« Dear wife, we coders, like wizards, build wonderful constructions out of logic that like oracles can predict the future in a nice pure way...
We give to our creature a long list of random events of the past, and such as a wonderful new born child without no prior knowledge our creature learns by itself what is a cause and what might be consequence in the future, guessing correctly the web of signal of causes and consequences by logic. Our creation are better than humankind which judgement is often clouded by ridiculous affections at predicting outcomes!
Husband, can the oracle fails?
Well it can, but this is so seldom you can discard it as something never happening, and anyway we use our creations on harmless jobs such as choosing the best ad for you. For now, it works very well. So well, it is creepy. Why?
Would you bet your life, my dearling, that most of the power of your algorithm is not from its accuracy but like for a religion in its power of self prophecy? Is it you trusting so much your automata you weight heavily for choosing its early conclusions as valid, and that maybe he has learned through the cloud of your excessive confidence that it should trust itself? Have you correctly taught your creation to doubt itself my dear?
You seem very meta-physical my dear today .... You may be blond and young, but my tingling senses tells me this question could have serious implications.
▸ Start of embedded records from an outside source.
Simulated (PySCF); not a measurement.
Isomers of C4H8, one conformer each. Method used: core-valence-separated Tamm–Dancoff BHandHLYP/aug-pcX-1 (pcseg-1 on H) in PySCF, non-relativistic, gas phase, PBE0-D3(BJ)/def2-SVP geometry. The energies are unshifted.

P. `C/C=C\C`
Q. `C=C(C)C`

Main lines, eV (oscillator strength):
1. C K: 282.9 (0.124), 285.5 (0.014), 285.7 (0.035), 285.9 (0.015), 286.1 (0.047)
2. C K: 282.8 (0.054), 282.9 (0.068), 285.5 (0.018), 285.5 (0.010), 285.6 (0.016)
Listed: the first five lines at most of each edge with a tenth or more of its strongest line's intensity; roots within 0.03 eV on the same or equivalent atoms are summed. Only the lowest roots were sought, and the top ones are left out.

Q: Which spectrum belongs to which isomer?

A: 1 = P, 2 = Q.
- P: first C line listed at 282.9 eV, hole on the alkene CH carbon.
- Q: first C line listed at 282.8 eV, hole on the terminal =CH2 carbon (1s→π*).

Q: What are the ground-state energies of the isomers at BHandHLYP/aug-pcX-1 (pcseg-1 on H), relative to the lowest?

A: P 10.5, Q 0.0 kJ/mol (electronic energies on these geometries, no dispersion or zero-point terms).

Dear husband, cannot you notice that your bright creation is proposing on your screen a targeted advertisement for a dating site for young ladies. Are you finding your 20 years old wife too old? »
The story tells that a reasonable amount of doubt in your infallibility can save an happy marriage, and that coders thinks better of what false positive means when confronted in their life with a worst case failure that is supposed to not happen that often.
The story also tells that we should not believe in our creations, but carefully measure they achieve their goals.